5.4 User, Kernel, and Hybrid Threading Models | C++ Network Programming, Volume I: Mastering Complexity with ACE and Patterns

I l @ ve RuBoard

5.4 User , Kernel, and Hybrid Threading Models

Scheduling is the primary mechanism an OS provides to ensure that applications use host CPU resources appropriately. Threads are the units of scheduling and execution in multithreaded processes. Modern OS platforms provide various models for scheduling threads created by applications. A key difference between the models is the contention scope in which threads compete for system resources, particularly CPU time. There are two different contention scopes:

Process contention scope, where threads in the same process compete with each other (but not directly with threads in other processes) for scheduled CPU time.
System contention scope, where threads compete directly with other system-scope threads, regardless of what process they are associated with.
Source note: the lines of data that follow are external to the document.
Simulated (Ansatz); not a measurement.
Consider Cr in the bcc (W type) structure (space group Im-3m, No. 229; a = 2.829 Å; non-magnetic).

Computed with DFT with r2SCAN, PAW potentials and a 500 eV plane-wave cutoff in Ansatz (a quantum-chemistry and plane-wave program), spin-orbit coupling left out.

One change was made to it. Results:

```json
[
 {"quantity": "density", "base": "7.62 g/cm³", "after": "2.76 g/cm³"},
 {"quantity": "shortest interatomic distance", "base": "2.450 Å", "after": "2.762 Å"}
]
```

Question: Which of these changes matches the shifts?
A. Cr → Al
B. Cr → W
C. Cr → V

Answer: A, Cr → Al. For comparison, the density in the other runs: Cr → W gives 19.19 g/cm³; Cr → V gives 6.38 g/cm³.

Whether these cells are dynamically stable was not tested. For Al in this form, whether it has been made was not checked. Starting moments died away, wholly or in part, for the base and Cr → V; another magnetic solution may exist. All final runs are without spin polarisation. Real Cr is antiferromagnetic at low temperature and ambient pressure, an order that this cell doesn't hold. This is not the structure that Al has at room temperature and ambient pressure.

Three thread scheduling models are implemented in commonly available operating systems today:

N:1 user-threading model
1:1 kernel-threading model
N:M hybrid-threading model

We describe these models below, discuss their trade-offs, and show how they support various contention scopes.

The N:1 user-threading model. Early threading implementations were layered atop the native OS process control mechanisms and handled by libraries in user space. The OS kernel therefore had no knowledge of threads at all. The kernel scheduled the processes and the libraries managed n threads within one process, as shown in Figure 5.5 (1). Hence, this model is referred to as "N:1" user-threading model, and the threads are called "user-space threads" or simply "user threads." All threads operate in process contention scope in the N:1 thread model. HP-UX 10.20 and SunOS 4.x are examples of platforms that provide an N:1 user-threading model.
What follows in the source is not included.